MAGAZINE ON THE ARTS OF THE ISLAMIC WORLD

The Materiality of Resistance

Israel’s Apartheid Wall and its Graffiti
Interpreted in an Age of Globalization

Rebecca Gould

Assistant professor at Yale-NUS College (Singapore)

Photo by
Bilal Randeree.

“Existence is resistance,” says a Palestinian translator at the Balata refugee camp near Nablus. “Education and restoration,” he adds, take priority in his life over everything else. For this young Palestinian, education is the surest means of resisting the totalistic “overcoding of social life” that accompanies the occupation. Arguably the most potent emblem of the Israeli occupation in recent years is the Barrier that is rapidly enclosing the West Bank on itself. A Palestinian retiree from Abu Dis, a town that borders on Jerusalem and is located on the wrong side of the wall, states in concrete terms this overcoding of social life that the wall has inaugurated. “It’s so depressing that I can’t stay at home anymore,” he says, while standing under the wall’s shadow, “The wall changed everything, even the quality of the light.”

Bethlehem, a West Bank town close to Jerusalem, has historically been one of the world’s most hospitable spaces. The city is enriched and even sustained by tourism, which made up at least sixty percent of its economy before the wall. But, in a regime dominated by the Barrier, those very qualities that in normal times would prove a boon to a tourist-driven economy are a burden and a source of economic strain.

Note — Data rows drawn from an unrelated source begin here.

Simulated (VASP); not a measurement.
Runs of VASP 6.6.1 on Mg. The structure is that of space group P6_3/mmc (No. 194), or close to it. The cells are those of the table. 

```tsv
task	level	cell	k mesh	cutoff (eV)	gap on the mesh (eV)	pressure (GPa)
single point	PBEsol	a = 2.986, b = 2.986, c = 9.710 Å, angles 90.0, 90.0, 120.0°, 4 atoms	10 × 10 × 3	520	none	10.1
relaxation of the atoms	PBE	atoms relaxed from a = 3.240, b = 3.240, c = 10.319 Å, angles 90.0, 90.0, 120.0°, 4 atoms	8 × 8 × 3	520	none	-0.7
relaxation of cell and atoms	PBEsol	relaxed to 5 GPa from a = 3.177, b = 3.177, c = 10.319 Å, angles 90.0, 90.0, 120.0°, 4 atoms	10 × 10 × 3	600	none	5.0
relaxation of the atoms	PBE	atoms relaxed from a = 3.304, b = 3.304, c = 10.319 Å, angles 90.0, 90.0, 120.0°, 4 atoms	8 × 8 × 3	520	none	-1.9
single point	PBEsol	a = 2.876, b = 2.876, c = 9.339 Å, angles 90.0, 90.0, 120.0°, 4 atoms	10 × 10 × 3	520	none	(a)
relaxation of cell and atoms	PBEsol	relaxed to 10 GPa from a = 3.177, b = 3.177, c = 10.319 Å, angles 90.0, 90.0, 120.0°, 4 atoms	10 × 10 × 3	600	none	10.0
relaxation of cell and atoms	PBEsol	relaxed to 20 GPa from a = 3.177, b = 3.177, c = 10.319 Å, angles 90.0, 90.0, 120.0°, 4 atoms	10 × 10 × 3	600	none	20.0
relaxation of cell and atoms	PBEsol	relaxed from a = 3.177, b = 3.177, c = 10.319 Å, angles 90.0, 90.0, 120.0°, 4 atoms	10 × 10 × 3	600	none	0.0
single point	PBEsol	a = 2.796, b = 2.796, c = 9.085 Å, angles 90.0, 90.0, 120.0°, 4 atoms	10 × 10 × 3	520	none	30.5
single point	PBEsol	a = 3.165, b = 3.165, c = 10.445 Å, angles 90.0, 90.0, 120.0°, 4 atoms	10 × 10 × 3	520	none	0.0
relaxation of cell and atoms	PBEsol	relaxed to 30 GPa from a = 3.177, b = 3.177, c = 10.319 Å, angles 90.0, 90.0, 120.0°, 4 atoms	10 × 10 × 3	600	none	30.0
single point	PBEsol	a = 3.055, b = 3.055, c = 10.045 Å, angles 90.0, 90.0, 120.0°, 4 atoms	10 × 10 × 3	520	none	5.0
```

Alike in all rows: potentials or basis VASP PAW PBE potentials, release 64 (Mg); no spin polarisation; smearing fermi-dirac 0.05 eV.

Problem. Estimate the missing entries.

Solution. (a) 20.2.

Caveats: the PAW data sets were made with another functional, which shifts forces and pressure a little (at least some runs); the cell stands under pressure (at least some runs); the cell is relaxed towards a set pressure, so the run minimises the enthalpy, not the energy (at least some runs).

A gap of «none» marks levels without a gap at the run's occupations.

Referred to locally as the jidar al-fasl al-unsuri (wall of segregation) and by the Israeli state as the hafrada geder (separation fence), the Barrier is defined by its architects as essential if terrorist attacks are to prevented. For Bethlehem, it is hard to understand how this structure, made of concrete lined with barbed wire, could be described as a mere fence. Viewed from outside the Occupied Territories, however, the label makes more sense. The wall appears less intimidating from the vantage point of an Israeli road, where it resembles a highway barrier looming in the distance, or a mirage that flickers according to the angle of the sun.

Banky’s graffiti.

Photo by Adam Walker Cleaveland.

The material substance of the wall varies according to the territories it intersects. In some places, it is a series of electric fences, and in others a configuration of wires and cameras topped by a watchtower, which, however, is only rarely staffed by a guard. For most of its length, the wall is a tall concrete slab fronted by wires and surveillance mechanisms aimed to prevent anyone from touching it. The wall in Bethlehem affords something of an exception to this pattern, in that large swathes of grey cement are left unprotected by barbed wire, making it easier to approach and to turn into a work of art.

“As an international symbol of occupation, the wall circulates through aestheticized international circuits of political activism”

By virtue of its overreaching architecture, as well as by wide semantic range that is employed to describe as well as to engage with the wall, this structure offers several valuable lessons in the politics of scale and location. As an international symbol of occupation, the wall circulates through aestheticized international circuits of political activism. As a material and symbolic intrusion into Palestinians’ everyday lives, the wall is also intimately entailed in the experience of occupation. Bisecting houses and backyards, dividing families from each other, and radically restricting Palestinians’ freedom of movement, the wall ends by cutting through the self as powerfully as it bisects Palestinian land.

The first-time viewer of the apartheid wall will naturally wonder why it is necessary to bisect Palestinian territory with concrete. Far from promoting peace, the most palpable effect of the wall, which runs through rather than around the West Bank, is to separate Palestinians from Palestinians. The wall’s primary function is to intimidate.

Banky’s graffiti.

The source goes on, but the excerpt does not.